Didn’t Democrats Say Trump Tariffs Would Force Prices Up And Cause Inflation?

Democrats and their media allies have been claiming – indeed shouting from the rooftops – that President Trump’s tariffs would drive up inflation and wreck the economy.  As our friend Robert Romano of Americans for Limited government documented:

 

On March 2, Senate Minority Leader Chuck Schumer (D-N.Y.) boldly predicted, “President Trump’s tariffs are going to raise prices on families by as much as $1,200 per year.”

 

On March 11, just yesterday, Schumer declared, “inflation has gone up under Donald Trump, from groceries to retail to cars.” (See below: Both groceries and cars didn’t experience any price increases in February, the first full month of Trump’s presidency.)

 

On Feb. 1, House Minority Leader Hakeem Jeffries (D-N.Y.) similarly suggested that prices would go up, stating, “The tariffs imposed by the administration and strongly supported by House Republicans will not lower the high cost of living for everyday Americans. Instead, it will likely do the exact opposite and make life more expensive.”

 

On March 3, Sen. Elizabeth Warren (D-Mass.) also projected price hikes, saying, “Donald Trump promised on ‘Day 1’ to lower costs, but instead working families now have to worry about giant corporations using his haphazard tariff announcements as an excuse to raise prices – and the Trump Administration has no plan to stop it.”

 

None of it was true. In February, consumer inflation dropped from 3 percent annualized in January to 2.8 percent, according to the latest data by the Bureau of Labor Statistics.



 

Commodities prices and interest rates collapsed across the board following President Donald Trump’s April 2 announcement of reciprocal tariffs on U.S. trade partners despite Congressional Democrats’ predictions that inflation would increase as a result of the tariffs. Here are the numbers as documented by Robert Romano:

 

Crude oil went from $72.22 prior to the announcement down to $66.12 per barrel as of this writing, an 8.4 percent decrease.

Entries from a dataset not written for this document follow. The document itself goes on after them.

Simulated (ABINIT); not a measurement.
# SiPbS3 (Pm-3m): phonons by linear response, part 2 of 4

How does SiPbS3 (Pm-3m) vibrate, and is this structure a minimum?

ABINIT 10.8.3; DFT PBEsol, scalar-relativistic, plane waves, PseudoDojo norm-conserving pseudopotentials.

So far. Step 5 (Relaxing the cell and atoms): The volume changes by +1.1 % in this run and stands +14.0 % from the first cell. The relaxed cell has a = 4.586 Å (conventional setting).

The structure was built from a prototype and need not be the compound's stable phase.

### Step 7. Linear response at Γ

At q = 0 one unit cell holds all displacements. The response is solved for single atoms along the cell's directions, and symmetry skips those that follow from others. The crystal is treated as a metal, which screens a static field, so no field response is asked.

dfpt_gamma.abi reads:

Hot rolled coil steel’s June contracts went from $822 to $817 per short ton, a 0.6 percent decrease.

Wheat went from 540’0 cents per bushel to 539’0, a 0.2 percent decrease.

Corn started at 458’4 cents per bushel, dropped very significantly to 450’4, but has recovered to 460’4, a slight 0.4 percent increase, relatively unchanged.

Gold went from $3,133.30 an ounce down to $3,069.80, a 2 percent decrease.

Silver went from $34.64 an ounce down to $32.11, a 7.3 percent decrease.

Live cattle from 207.35 cents per pound down to $205.67, a 0.8 percent decrease.

Soybeans went from 1025’0 cents per bushel down to 1007’4, a 1.7 percent decrease.

 

It’s across the board for the most part, noted Mr. Romano. There are some exceptions. Natural gas, for which demand including for electricity remains high, edged up slightly from $4.076 per MMBtu to $4.146, a 1.7 percent increase.

 

Now, with commodities and interest rates and therefore future inflation expectations dropping, what does everyone think will happen with inflation going forward?

 

We think Robert Romano is one of the smartest observers of economic matters and here’s his bottom line on Trump’s tariffs:

 

Asset prices are dropping for equities and cryptocurrencies, too. When money is withdrawn from assets whether it be stocks, crypto or commodities and put into bonds, prices go down!

 

This has generally been true historically, too. For example, the Great Depression is often wrongly blamed on tariffs. It’s wrong, the issues had to do with competitive currency devaluations as economies came off the interwar gold standard, but let’s roll with the hypothesis. The problem in the Great Depression wasn’t inflation, it was deflation. Prices were falling.

 

So, do tariffs cause inflation or deflation? Myopic pundits might try to dissemble and say both. They should make up their minds.

 

The answer is actually neither. As Milton Friedman always taught “inflation is always and everywhere a monetary phenomenon…” or an increase in the money supply beyond production. Tariffs neither cause nor prevent money printing. Central banks do that all by themselves.  

 

Maybe what’s really happening is whatever negative news there happens to be, investors and their mouthpieces will just ascribe that to tariffs. But good luck changing people’s expectations from what they’ve been spoon-fed for three months.

 

The American people were told prices would go up with tariffs — and they’re going down. Who could have foreseen such a likely outcome?